I must warn you. You know how I said that often I find stories about animals being too sad even with a happy ending. Well this story bordered on being too sad. I just can't stand for animals to be sad or hurt. Thankfully it was a plot thread the story only diverted to every now and then so I got breaks from it, but still I didn't know if I could make it through.
Maddie is a squatter. She didn't mean to be a squatter, but she needed a reprieve from her life. She was pregnant and after her boyfriend/father of child walked out on her she packed up the few possessions he left her with and headed to her sister's home. It's winter in the north. She swerves to miss a kitten in the road and slides into a ditch. Friendly neighbors come to her rescue and assume since she's in the drive she is renting the empty house. She doesn't dissuade them of the notion. It's only for a little while, until she can figure out her next move. Five years later the owner comes home looking for his own bit of solitude and thinking to find Maddie, her son and cat. He's a dog person!
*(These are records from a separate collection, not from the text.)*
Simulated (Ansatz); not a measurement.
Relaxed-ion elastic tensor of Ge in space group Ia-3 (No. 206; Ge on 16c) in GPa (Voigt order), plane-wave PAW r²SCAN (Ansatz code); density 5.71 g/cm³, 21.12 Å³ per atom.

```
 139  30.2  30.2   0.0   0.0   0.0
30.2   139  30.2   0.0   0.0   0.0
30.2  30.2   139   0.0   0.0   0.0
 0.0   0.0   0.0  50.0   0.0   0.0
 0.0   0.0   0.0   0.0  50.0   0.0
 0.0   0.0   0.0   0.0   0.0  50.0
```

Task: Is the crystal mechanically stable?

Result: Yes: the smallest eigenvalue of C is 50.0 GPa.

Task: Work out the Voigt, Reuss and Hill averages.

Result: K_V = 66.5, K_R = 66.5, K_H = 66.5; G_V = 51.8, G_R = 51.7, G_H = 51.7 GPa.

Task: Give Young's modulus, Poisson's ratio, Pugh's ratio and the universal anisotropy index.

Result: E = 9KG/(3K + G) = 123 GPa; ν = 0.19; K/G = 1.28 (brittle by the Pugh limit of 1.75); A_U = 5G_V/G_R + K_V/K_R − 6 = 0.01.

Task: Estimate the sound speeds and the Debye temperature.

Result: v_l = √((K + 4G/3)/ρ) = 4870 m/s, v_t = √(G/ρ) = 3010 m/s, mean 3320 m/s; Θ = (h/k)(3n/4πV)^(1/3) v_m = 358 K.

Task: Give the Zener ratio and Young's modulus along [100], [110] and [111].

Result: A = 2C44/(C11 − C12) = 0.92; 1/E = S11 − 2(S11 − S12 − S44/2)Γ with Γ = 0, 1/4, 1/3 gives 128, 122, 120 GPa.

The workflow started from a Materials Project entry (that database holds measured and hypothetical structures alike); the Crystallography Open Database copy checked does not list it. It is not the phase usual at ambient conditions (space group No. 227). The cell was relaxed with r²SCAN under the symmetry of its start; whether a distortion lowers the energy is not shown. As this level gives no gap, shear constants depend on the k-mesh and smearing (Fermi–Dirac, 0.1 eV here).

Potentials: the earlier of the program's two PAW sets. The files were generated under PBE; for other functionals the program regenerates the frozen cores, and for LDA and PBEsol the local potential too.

Christmas at Angel Lake is a bit dramatic and not all lovey dovey, which I actually prefer. And though I read it in July, it would make a great book to curl up with this winter. I did notice on it's Goodreads' page that it is book two in the Rescued Hearts series, but I think it is a themed series rather than a sequel. So don't worry about that.
There were some rough patches where the writing could have been more polished, but overall an enjoyable read.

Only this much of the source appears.